Worked example + steps
Running a Reth fork in production
It's 3 a.m. Your validator stopped producing blocks 40 minutes ago. The dashboard shows: file-descriptor exhaustion, MDBX page-cache pressure, peer count at 2. None of these would have shown up in unit tests. None of them would have shown up the day you shipped. They show up at month 3, all at once. This lesson is the ops checklist that prevents that 3 a.m. page — build flags, systemd limits, diff testing against vanilla, the deployment topology that lets your fork survive contact with reality.
1. Build & release pipeline
# Reproducible release builds
RUSTFLAGS="-C target-cpu=native -C codegen-units=1" \
cargo build --release --features jemalloc,asm-keccak
strip target/release/reth # or use objcopy for separated debug
| Flag | Why |
|---|---|
-C target-cpu=native | use AVX2/AVX512 if your validators have it |
codegen-units=1 | better optimization at the cost of build time |
features = [jemalloc] | tail-latency stability under load |
features = [asm-keccak] | hand-tuned assembly for keccak — measurable on hot path |
2. Systemd unit (or equivalent)
[Service]
ExecStart=/usr/local/bin/reth node --chain custom --datadir /var/lib/reth
Restart=on-failure
LimitNOFILE=1048576
LimitNPROC=infinity
TasksMax=infinity
The file-descriptor limit matters: Reth holds many MDBX pages and many P2P connections.
3. Storage discipline
- Separate volumes for DB and logs. Never let logs fill the DB partition.
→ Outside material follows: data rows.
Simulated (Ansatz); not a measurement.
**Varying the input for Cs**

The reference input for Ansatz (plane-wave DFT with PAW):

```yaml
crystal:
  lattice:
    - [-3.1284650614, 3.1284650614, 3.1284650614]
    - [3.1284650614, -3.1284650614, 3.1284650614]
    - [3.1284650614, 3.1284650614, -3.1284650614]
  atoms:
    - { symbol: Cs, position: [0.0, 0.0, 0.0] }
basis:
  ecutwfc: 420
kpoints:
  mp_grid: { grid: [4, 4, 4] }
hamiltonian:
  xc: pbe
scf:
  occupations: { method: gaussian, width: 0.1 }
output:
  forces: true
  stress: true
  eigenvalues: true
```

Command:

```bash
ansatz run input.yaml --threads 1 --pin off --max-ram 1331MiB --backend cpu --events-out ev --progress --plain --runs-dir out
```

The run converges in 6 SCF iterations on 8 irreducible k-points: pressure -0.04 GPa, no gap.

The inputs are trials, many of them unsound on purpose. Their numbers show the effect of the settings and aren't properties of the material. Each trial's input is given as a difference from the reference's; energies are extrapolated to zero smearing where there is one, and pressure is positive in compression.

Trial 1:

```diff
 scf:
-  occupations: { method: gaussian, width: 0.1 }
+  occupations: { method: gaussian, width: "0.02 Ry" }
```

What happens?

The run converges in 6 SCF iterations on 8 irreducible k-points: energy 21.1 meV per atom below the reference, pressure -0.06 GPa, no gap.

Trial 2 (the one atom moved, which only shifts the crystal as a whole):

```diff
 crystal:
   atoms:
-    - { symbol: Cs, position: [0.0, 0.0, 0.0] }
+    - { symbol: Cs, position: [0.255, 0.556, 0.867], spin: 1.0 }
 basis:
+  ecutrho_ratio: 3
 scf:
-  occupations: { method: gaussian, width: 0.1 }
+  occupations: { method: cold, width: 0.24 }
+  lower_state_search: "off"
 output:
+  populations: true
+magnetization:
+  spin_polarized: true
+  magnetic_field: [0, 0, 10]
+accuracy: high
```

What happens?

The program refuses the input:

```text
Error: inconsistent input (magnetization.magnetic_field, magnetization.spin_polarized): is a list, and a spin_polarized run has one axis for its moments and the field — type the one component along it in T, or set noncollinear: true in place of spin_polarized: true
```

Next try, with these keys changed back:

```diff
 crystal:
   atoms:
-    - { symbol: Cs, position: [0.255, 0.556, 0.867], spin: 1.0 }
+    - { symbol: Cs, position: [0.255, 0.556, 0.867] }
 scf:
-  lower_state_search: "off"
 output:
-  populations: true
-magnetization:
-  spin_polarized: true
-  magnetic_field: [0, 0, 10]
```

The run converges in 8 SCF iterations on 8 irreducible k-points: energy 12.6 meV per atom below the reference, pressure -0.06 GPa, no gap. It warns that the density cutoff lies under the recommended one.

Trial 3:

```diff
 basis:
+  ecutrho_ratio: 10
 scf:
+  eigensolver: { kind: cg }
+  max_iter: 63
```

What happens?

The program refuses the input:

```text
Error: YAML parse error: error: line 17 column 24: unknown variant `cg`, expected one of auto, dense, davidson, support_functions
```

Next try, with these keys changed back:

- NVMe SSDs only. Spinning rust will not keep up with execution.
- Snapshot regularly.
reth db checkpoint(or filesystem-level snapshots if you can pause writes). - Plan for growth. Reth's full state is hundreds of GB and growing.
4. Monitoring
What to alert on:
| Metric | Alert if |
|---|---|
| Sync lag (head vs network) | > N blocks for > N minutes |
| Peer count | < 5 |
| MDBX free pages | < 5% |
| Process RSS | trending up monotonically |
| Block import time | p99 > target |
| ExEx height behind tip | depends on ExEx |
Reth exposes Prometheus metrics out of the box; wire them to Grafana with alerting on rates of change, not just absolute values.
5. Diff testing
If your fork modifies execution, run continuous diff testing against vanilla Reth on the same blocks:
# Pseudo-code for a diff harness
for block in mainnet[recent_1000]:
s1 = reth_vanilla.execute(block)
s2 = reth_fork.execute(block)
if s1.stateRoot != s2.stateRoot:
alert("divergence at block", block, s1, s2)
Any unintended divergence — even one storage slot — means a consensus bug. Bug = chain halt for an App-chain.
6. Deployment topology for an App-chain
Minimum:
- ≥ 4 validators in 3 datacenters
- 2 sentries in front of each validator
- A separate archive node (not a validator) for analytics queries
- A separate RPC fleet with rate-limiting and a CDN
Don't run the validator and the public RPC on the same machine. One DDoS and your chain stalls.
7. Upgrade procedure
The hardest part of running a fork is upgrading it without halting the chain.
- Announce a target block height for activation
- Ship the new binary to validators with a config flag, NOT enabled
- At the activation block, the consensus rule changes — guarded by the height check
- Validators that haven't upgraded fall off — that's why height-gating + announcement matters
This is exactly how Ethereum hard forks work; an App-chain is no different, just smaller scale.
8. Reading list
- Reth Book "Run a node" + "Custom chain" sections
- The validator ops post-mortem from any major chain incident — they're gold for ops intuition
You now have a complete picture: develop, profile, extend, deploy, monitor. Welcome to the small club.
Final check: in one sentence, why is "diff testing against vanilla Reth" the highest-value test you can write for a fork? What class of bug does it catch that no unit test ever will? If your answer doesn't mention "consensus" or "the only output that matters is stateRoot," re-read Section 5.
Expert continuation
Running a Reth fork in production sits at the intersection of three Expert lessons in this course:
- Systems-code auditing — reviewing your fork diff with auditor discipline before every upgrade
- Chaos engineering for Rust EVM nodes — controlled failure injection so your fork survives the same failure modes upstream Reth survives
- Open-source contributor workflow — upstreaming generic fixes back to Paradigm/Reth so your fork's diff stays small
Summary (3 lines)
- Production Reth fork = chainspec + upgrade path + monitoring + emergency response.
- Monitoring: Prometheus + Grafana + alerts. Emergency procedures documented + practiced.
- Coordination via Telegram/Discord + status page. Production examples: OP / Hyperliquid / Tempo / Berachain.